In EcoSurvey, demonetisation defense is a misleading half-truth
A key theme of the Economic Survey presented to Parliament today is demonetisation. The survey seeks to discuss “complexities of the analytics, empirics and potential impacts of demonetisation”. It has focused on the three sets of issues in this regard: (a) broader aspects of management of demonetisation, as reflected in the design and implementation of the initiative, (b) economic impact of demonetisation in the short and medium run and (c) implications of demonetisation for the broader vision underlying the future conduct of economic policy.
The poor and inefficient technological readiness made such a massive operation ineffective. It is a pity that money supply figures are not recorded properly and the RBI’s hesitancy to report the remonetisation figure is a clear evidence of this.
The Survey refrains from discussing the broader aspects, steering away from what is the most critical aspect of the entire exercise of demonetisation. It is the ill-conceived and poorly timed design and implementation of demonetisation that is at the crux of the many adverse consequences that have impacted the common citizen, besides hurting the economy. The exercise was based on a false perception that cash transactions breed corruption and less cash means that the level of corruption is reduced. The poor and inefficient technological readiness made such a massive operation ineffective. It is a pity that money supply figures are not recorded properly and the RBI’s hesitancy to report the remonetisation figure is a clear evidence of this.
The survey maintains that there have been short term costs but potentially long term benefits. To prove this point it has carried out an impact analysis using ten variables which include: (1) Money/interest rates, (2) Financial system Savings, (3) Corruption (underlying illicit activities), (4)Private wealth, (5)Public Sector Wealth, (6) Formalisation/Digitisation, (6)Real estate, (7)Broader economy, (8)GDP, (9) Tax collection, (10) Uncertainty/ credibility.
A perusal of the long term impact on the above heads leads one to conclude that there is no definiteness and that the so-called impact analysis is highly conditional. For an example, the survey comments that loan rates could fall further, if much of the deposit increases prove durable; that the financial sector system savings will increase, to the extent that the cash-deposit ratio falls permanently; that corruption could decline, if incentives for compliance improve.
It goes on to argue, without providing any basis for such assumptions, that private wealth could fall further, if real estate prices continue to decline and that government/RBI’s wealth will increase when unreturned cash is extinguished, reducing liabilities. Further, it claims that real estate prices could fall as investing undeclared income in real estate becomes more difficult and that the tax component could rise, especially if GST is imposed on real estate.
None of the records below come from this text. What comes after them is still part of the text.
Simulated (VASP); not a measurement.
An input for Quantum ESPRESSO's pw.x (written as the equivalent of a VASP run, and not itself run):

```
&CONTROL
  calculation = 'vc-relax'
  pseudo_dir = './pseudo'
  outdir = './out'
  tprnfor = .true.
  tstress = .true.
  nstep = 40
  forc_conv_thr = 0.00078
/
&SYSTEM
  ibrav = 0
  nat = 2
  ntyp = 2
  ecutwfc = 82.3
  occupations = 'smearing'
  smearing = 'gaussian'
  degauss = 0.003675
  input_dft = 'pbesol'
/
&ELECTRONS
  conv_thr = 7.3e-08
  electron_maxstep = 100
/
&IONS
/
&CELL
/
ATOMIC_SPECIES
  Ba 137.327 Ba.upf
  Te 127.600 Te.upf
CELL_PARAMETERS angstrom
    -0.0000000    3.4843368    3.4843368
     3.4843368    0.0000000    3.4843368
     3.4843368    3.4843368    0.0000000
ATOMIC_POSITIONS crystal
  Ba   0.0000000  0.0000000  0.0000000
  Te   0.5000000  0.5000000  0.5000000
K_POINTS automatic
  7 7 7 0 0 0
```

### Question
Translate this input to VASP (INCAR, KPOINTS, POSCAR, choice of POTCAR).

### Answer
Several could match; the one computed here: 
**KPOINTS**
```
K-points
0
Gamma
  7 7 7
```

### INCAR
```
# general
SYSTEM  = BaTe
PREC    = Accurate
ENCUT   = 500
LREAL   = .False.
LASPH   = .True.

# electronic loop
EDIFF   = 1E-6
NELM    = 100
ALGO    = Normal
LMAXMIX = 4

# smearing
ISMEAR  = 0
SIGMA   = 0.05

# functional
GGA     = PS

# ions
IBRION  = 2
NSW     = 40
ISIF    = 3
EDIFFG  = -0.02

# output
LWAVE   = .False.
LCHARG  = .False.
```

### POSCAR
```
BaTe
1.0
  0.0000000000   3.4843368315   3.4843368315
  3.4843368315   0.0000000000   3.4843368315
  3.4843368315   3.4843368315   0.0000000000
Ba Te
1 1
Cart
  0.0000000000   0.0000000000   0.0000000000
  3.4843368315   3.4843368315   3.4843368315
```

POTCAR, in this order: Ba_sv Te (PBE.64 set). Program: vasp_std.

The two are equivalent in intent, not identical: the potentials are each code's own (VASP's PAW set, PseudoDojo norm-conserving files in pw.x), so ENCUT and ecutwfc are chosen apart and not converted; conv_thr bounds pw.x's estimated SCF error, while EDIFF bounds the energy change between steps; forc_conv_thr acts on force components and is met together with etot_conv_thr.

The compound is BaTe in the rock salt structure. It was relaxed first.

The survey claims that indirect and corporate taxes could decline, to the extent growth slows. Over the long run, taxes should increase as formalisation expands and compliance improves. This is again a very simplistic and an erroneous view.
This is more of a wish list rather than any analysis. The long term impacts of demonetisation are sugarcoated with many ifs here. Such an analysis, claims and statements are neither expected nor appropriate in a prestigious document like the Economic Survey.
More importantly, the impact of GDP analysis lacks analytical rigour and is misleading. The Survey, to defend demonetisation, takes the shelter of nominal growth. The survey mentioned that “an even better counterfactual for comparison would be the level of nominal rather than real GDP growth. After all, demonetisation is mostly a nominal demand shock, so its effect in the first instance will be on nominal magnitudes.” This is not only an analytical blunder and but also a classic case of creative accounting to defend and justify a wrong. For all analytical purposes, the real GDP represents truly the performance of the economy and certainly not the nominal GDP.
Furthermore, the survey to prove the point of minimum adverse impact of GDP has gone into the technicalities and concluded that when one is comparing the GDP growth estimates by IMF, CSO and others, it would be more appropriate to make a comparison based on the changes in the forecasts rather than their levels. This suggestion has the potential of inconsistent approach to make any comparison.
Another important issue is tax collection. The survey claims that indirect and corporate taxes could decline, to the extent growth slows. Over the long run, taxes should increase as formalisation expands and compliance improves. This is again a very simplistic and an erroneous view. It is important to recognise that less cash in the economy does not mean formalisation in the economy is automatic. There are structural rigidities in the form of bankable habits and stricter KYC norms. Even in the much- discussed ‘jandhan’ accounts, as the demonetisation experience suggested, there are ample cases of misuse.
The increase in tax – GDP ratio is a sustainable answer to prudent fiscal management. But moving to a formal economy has no direct relation with increase in tax compliance. Tax compliance is one issue but more important is enhancement of tax base along with rationalisation in tax rates and withdrawal of many tax exemptions.
With regard to credibility, the survey has mentioned credibility will be strengthened if demonetisation is accompanied by “complementary” measures. However, these complementary measures have not been defined in the survey. There seems to be some inconsistency in the Survey; on the one hand, there is an argument that full remonetisation will not happen but while discussing the credibility there is a mention that early and full remonetisation is essential.
It is difficult to resist the conclusion that the Economic Survey has been used to justify the erroneous decision on demonetiaation and related issues. Counterfeit notes are the result of deficiencies in the currency management architecture of the RBI. At the end of the day, it is important for the RBI to improve the currency management architecture. Similarly, black money or unaccounted money is the result of deficiencies in the tax administration of the government. In a longer term perspective it is important to strengthen the currency management architecture and tax administration without harassment.
(R K Pattnaik is Professor, SPJIMR. Jagdish Rattanani is Editor, SPJIMR. Views are personal)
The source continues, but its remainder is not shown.